Hi @Binhan Xi
I'm glad that you were able to resolve your issue and thank you for posting your solution so that others experiencing the same thing can easily reference this! Since the Microsoft Q&A community has a policy that "The question author cannot accept their own answer. They can only accept answers by others "I'll repost your solution in case you'd like to accept the answer.
Ask: I have a Synapse workspace notebook that is reading data from ADLS Gen2. I have created a linked service in Synapse workspace to ADLS Gen2 using SPI + certificate. However, when I tried to do authentication in my notebook following the documentation in this link, my notebook ran for a long time and finally failed with a Py4JJavaError. The error seems to be due to an HTTP read timeout, and I suspect it could be related to the network or an HTTP timeout configuration. I'm not sure where I can configure the network or anything related.
Could someone help me understand and resolve this issue?

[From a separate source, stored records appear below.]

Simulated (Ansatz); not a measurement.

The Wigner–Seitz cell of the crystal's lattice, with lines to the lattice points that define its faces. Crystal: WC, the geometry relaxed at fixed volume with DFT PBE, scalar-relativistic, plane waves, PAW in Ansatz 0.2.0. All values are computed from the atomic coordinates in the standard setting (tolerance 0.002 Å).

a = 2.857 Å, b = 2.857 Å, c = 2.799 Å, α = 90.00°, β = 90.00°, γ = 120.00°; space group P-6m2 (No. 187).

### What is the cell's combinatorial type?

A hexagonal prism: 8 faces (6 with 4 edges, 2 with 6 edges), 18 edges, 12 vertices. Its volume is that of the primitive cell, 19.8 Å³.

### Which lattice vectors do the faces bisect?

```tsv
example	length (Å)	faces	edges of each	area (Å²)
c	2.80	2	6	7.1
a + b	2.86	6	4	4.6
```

Py4JJavaError: An error occurred while calling o4168.load. : java.util.concurrent.ExecutionException: Status code: -1 error code: null error message: Auth failure: HTTP Error -1CustomTokenProvider getAccessToken threw java.io.IOException : Read timed outorg.apache.hadoop.fs.azurebfs.oauth2.AzureADAuthenticator$HttpException: HTTP Error -1CustomTokenProvider getAccessToken threw java.io.IOException : Read timed out at com.google.common.util.concurrent.AbstractFuture$Sync.getValue(AbstractFuture.java:306) ......................................... at com.google.common.cache.LocalCache$Segment.loadSync(LocalCache.java:2379) ... 37 more Caused by: org.apache.hadoop.fs.azurebfs.oauth2.AzureADAuthenticator$HttpException: HTTP Error -1CustomTokenProvider getAccessToken threw java.io.IOException : Read timed out at ... 136 more
Here is the doc
Here is the code that I am using:
from delta.tables import DeltaTable
input_storage_account_name = "mssalesfdlakeprod.dfs.core.windows.net"
spark.conf.set(f"spark.storage.synapse.{input_storage_account_name}.linkedServiceName", "MSSalesFDLProd")
sc._jsc.hadoopConfiguration().set(f"fs.azure.account.oauth.provider.type.{input_storage_account_name}", "com.microsoft.azure.synapse.tokenlibrary.LinkedServiceBasedTokenProvider")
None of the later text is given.